Claudia Thomas will be remembered by many as a feisty original member of the Lakewood City Council who later broke ground as the state’s first black female mayor. But Thomas’ No. 1 legacy is her work as an educator and tenacious youth advocate.
Under her leadership, a group called Lakewood's Promise was founded in 2002 to improve the lives of kids, and see that every child has access to positive relationships and safe spaces. Since then, the America’s Promise Alliance has included Lakewood not once, not twice, but six times among the nation’s 100 Best Communities for Young People.
Thomas’ death last weekend was a loss for Lakewood, though not a tragedy, when you consider she lived 87 fruitful years.
Lakewood did suffer a tragic blow this month, however, with the untimely death of 14-year-old Gabby Cazares.
That the Hudtloff Middle School student would take her own life, after reportedly being targeted on a regular basis by campus bullies, should be a catalyst for community self-reflection.
Where were the positive relationships when Gabby was relentlessly teased after transferring from Tacoma to Clover Park School District this year? Where were the safe spaces when girls followed her into the school bathroom to make fun of her, or cyberbullied her on social media?
If Claudia Thomas were alive and well today, we bet she’d be asking tough questions and fighting to make sure other children aren’t treated so cruelly.
In interviews with the TNT and in school board testimony this week, Gabby’s family and their supporters demanded accountability at Hudtloff. “You should not go to school feeling scared,” said older brother Danny Tobar. “You go to school to learn, to make friends, to make a better person of yourself.”
Clover Park administrators defend their staff, saying in a letter posted to the district website that policies and procedures were followed.

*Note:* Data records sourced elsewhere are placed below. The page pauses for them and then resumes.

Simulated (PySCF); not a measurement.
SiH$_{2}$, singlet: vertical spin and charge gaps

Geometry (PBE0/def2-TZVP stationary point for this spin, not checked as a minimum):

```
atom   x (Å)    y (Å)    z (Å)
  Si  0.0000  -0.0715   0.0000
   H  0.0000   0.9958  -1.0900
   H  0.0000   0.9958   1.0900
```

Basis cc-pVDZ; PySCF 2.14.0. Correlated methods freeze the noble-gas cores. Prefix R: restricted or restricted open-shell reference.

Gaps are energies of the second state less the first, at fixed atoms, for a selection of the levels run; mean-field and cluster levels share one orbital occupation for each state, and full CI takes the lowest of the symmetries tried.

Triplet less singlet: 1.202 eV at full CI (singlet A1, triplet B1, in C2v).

At least superficially, that seems true. The district has implemented a series of legislative mandates to address harassment, intimidation and bullying — HIB, for short. Washington banned HIB in public schools in 2002. The law was updated to include cyberbullying in 2007. And in 2011, the state started requiring every district to designate a primary contact person to handle bullying complaints and shortened timelines for acting on them.
Check, check and check, in Lakewood schools.
The district also has the requisite page on its website laying out HIB policies, prevention steps and reporting guidelines, along with a pledge from Superintendent Deborah LeBeau that “the safety of our students is one of our biggest priorities.”
But this latest tragedy should compel South Sound educators to raise the bar above what the law requires. Extra staff and peer intervention training. Expanded patrols before and after school. More zero-tolerance messaging in classrooms, assemblies and parent-teacher communications. No-nonsense disciplinary measures to wipe out the pestilence of bullying.
Why not raise the stakes for the worst tormentors? Federal Way schools developed a reputation years ago for its use of expulsion. At a time when local districts struggle with chronic absenteeism, we’d gladly say good riddance to a few bullies if it means victims feel comfortable attending school.
While anger over Gabby’s suicide is natural, bear in mind that her family’s emotions are raw, Lakewood police are investigating and judging matters now would be inappropriate.
The nationally publicized story of a 13-year-old Tacoma girl who jumped to her death from a freeway overpass in 2015 taught us that trying to draw a direct line of blame is problematic. In the end, the reasons why youth take their own lives, which happens in Washington on average twice a week, can be complex.
But this much we know: The death of Gabby Cazares stands as a sad case of Lakewood’s promise never realized.